Listening To My Father’s Voice
I sometimes reflect back to a time when I was at my darkest. Some of you may be thinking, why would you do that? Why not get over your past and look towards the future? Why dwell on all that darkness and grief?
The past makes us into who we are. Through all the pain, depression, and self-loathing that I experienced, I have come to terms with the fact that this pain had a purpose. So, this is my story of the darkest moment in my life and how I came through it all.
It seems like a lifetime ago, and then at times it feels like it just happened yesterday. But I feel like the best place to start is in the fall of 2014. After spending the past 3 years drinking and doing drugs every single day, I had completely burnt out. I used to be surrounded my friends and in an instant I was alone with no direction and no where to call home. For weeks I had been back and forth from place to place, crashing on people’s couches or floor, sleeping in my car a few times.
Drinking and drugs, something that I did for fun, turned into something I had to have because I needed it to escape the reality of what my life had become. I had hit rock bottom and had no clue how to bounce back from it. Every morning that I woke up, I was mad at God for not taking my life in my sleep. So many days I spent, hating the fact that I had to walk through life alone, and that I had to be alive at all.
On September 10th, 2014 I had made the decision that I was going to end my life because I couldn’t take how much I hated my life. I wrote the suicide note, telling my parents that it wasn’t their fault, that I was fed up with where I was in life and felt like I was better off not being here. I told my sister, that I loved her and that I was sorry for not treating her the way a big brother should have. And I signed the note. I was ready. I planned on hanging myself that night.

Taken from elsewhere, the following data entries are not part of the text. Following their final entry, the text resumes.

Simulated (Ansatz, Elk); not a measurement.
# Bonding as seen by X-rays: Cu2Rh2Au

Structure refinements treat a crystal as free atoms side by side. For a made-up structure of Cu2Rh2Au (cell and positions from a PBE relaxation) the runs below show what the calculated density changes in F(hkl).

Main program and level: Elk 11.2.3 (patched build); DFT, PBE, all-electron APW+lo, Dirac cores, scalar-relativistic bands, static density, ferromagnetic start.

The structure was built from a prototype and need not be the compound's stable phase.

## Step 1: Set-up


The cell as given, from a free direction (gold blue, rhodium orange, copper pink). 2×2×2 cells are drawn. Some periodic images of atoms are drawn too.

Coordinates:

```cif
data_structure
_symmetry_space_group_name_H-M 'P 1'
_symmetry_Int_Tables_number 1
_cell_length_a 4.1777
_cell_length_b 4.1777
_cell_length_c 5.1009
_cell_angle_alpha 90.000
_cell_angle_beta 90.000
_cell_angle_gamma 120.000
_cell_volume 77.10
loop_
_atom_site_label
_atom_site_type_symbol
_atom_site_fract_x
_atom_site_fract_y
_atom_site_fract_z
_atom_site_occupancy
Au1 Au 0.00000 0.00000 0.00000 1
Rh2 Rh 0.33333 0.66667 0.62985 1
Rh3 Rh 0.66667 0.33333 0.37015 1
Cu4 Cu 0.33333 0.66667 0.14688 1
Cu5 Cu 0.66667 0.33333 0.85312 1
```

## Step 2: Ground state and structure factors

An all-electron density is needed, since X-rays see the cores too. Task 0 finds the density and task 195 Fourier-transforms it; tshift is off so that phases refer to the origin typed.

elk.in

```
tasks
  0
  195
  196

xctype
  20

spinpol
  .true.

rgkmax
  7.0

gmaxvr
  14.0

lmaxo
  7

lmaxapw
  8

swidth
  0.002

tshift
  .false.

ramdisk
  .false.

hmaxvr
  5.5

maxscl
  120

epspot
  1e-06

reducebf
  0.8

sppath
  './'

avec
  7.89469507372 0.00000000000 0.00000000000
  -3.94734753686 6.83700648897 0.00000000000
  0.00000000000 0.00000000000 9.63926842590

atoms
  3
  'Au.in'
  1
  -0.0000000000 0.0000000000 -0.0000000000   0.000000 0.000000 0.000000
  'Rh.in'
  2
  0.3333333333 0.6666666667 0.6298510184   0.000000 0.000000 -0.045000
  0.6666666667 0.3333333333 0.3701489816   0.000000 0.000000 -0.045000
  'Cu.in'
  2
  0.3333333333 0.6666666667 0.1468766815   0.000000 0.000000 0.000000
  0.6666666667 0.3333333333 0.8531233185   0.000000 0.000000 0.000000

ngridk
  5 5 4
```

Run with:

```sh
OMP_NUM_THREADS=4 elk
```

I sat there for a few moments, just thinking over the past few years. I started to cry, because I was so miserable and disgusted with who I was and where I had ended up. When I tell you I was mere seconds away from not being here today, I telling you it was that close. Then I had something pop into my head. “Call your Father”. Unsure of why I thought that, I picked up my phone and called my dad. The moment I heard his voice, I started crying even harder. I poured my soul out to that man, explained the situation I was in and what I was about to do.
My Father, who loves his children and cares for them, told me to gather all my stuff, drives two and a half hours, and come home. Just like that, I grabbed all my stuff and went home.
Several months later I started dating, and she would become my wife. I would give my life to Christ, and it completely changed the way that I lived. And after all this time, 6 years later, it finally dawned on me. Yahweh (God) was behind the reason that I called my dad all along. I heard “Call your Father”, but not just by calling my dad, but calling out to Yahweh to help.
I relate to one passage of Scripture more than any other in the bible, because I was there. Luke 15, talking about the prodigal son. One son demands money from his father, goes out to party and blow all his money, and is homeless, starving, and at rock bottom. He decides that his only way to be free of where he is, is to go back to his home in hopes that his father will hire him as a servant, because his fathers servants live a better life than he is.
From far off, his father see’s him coming and runs to embrace his son. Regardless of the fact that his son spent all his money and has nothing to offer, the father gives him the finest robes, throws a party for his son returning. Because he was scared his son was dead, but is alive.
Jesus was the one teaching this story and in short it means; that no matter where you are in your life, or what you’ve done, or where you are, when you come back to the Father, He will welcome you back with open arms, and that is what Yahweh did for me. Through the darkest moment in my life, through all the sins I’ve committed, when I called out to my Father, he welcomed me back and now calls me son.
If anyone is struggling with depression or suicidal thoughts please seek help. You are not alone. You are loved. And there is so much more life to live.